Blue . . . one of the most difficult colors to include in a garden, and especially in large amounts that bloom for longer periods of time to enjoy! And who doesn’t love the color of blue?
I’ve got blue iris that bloom for about a week and a half in the spring, little blue pansies in the winter that you can barely see, some Russian sage, and a few blue hydrangea that I can’t grow further than a few inches with the hungry deer out here in the countryside.
So for this “Wordless Wednesday”, which I am now officially re-naming “A Walk in The Gardens Wednesday” (at least on my blogs that’s what I’m going to focus my Wednesdays on), I’m focusing on the color of blue in our gardens! While outside mowing the front pasture this afternoon before the rains set in, I was just staring at these huge, awesome, and completely-covered-with-blue-blossom bushes, and had this little ‘a ha’ moment for today’s post.
These beautiful perennial blue bushes grow larger every year, are incredibly carefree (well you might want to give them some nice fertilizer food twice a month like I do to keep them extra happy and blooming), THRIVE in the heat and drought, require minimal watering, are deer resistant (YAY!) and attract butterflies and bumblebees to ‘healthily’ your gardens even more!
About four years ago, we lined our very long driveway with these blue floral bushes mixed with taller pink crepe myrtle trees and some green ‘adiago’ grasses (also beginning to bloom right now . . . but that’s another garden post). All heat and drought lovers! And when you live on an acreage with a ‘well’, you have to be ever-so-careful with your water use!
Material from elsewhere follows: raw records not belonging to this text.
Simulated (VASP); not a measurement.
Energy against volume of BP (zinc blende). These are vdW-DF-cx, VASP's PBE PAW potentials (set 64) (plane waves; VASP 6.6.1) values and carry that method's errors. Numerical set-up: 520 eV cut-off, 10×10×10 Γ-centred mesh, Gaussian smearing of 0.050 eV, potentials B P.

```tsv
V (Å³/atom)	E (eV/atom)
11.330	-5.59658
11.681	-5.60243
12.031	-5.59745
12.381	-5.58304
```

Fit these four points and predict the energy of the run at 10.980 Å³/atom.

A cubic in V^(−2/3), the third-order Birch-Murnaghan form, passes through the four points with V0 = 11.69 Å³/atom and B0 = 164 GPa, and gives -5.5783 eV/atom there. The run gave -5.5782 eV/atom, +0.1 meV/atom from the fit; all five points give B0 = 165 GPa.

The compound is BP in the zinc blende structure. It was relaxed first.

Everyone asks me: what is the name of those bushes? “Blue Mist Shrubs” aka: “Caryopteris”. You can buy these guys in small pots in a specialty nursery (not Lowe’s, Home Depot, or WalMart) for around $5.00 or so. THEY GROW FAST, so don’t worry! The second year of bloom is mind-boggling with how fast and how large they grow with so many blue blooms. They reach about 4 to 5 feet tall and so you need to plant them at least 3 feet apart, a point at which they will grow together into a lovely hedge!
PLUS, when summer is ending and everything else in your garden has finished blooming, except for those annuals that we plant for color, these bushes just show off among the greenery, along with the flowering crepe myrtles!
Only a few negatives: They lose their leaves in the winter because they are woody bushes, not evergreen. Plus, as a good gardener, you need to cut them back in the spring just like you would do with your ornamental grasses so that they have a healthy growth in the coming summer season.
But let me tell you, they are so worth it! I look forward to these blue blooms at the end of every summer before everything turns yellow, gold, orange, and red in fall.
This is just one of summer’s ‘last hurrah’ in the gardens!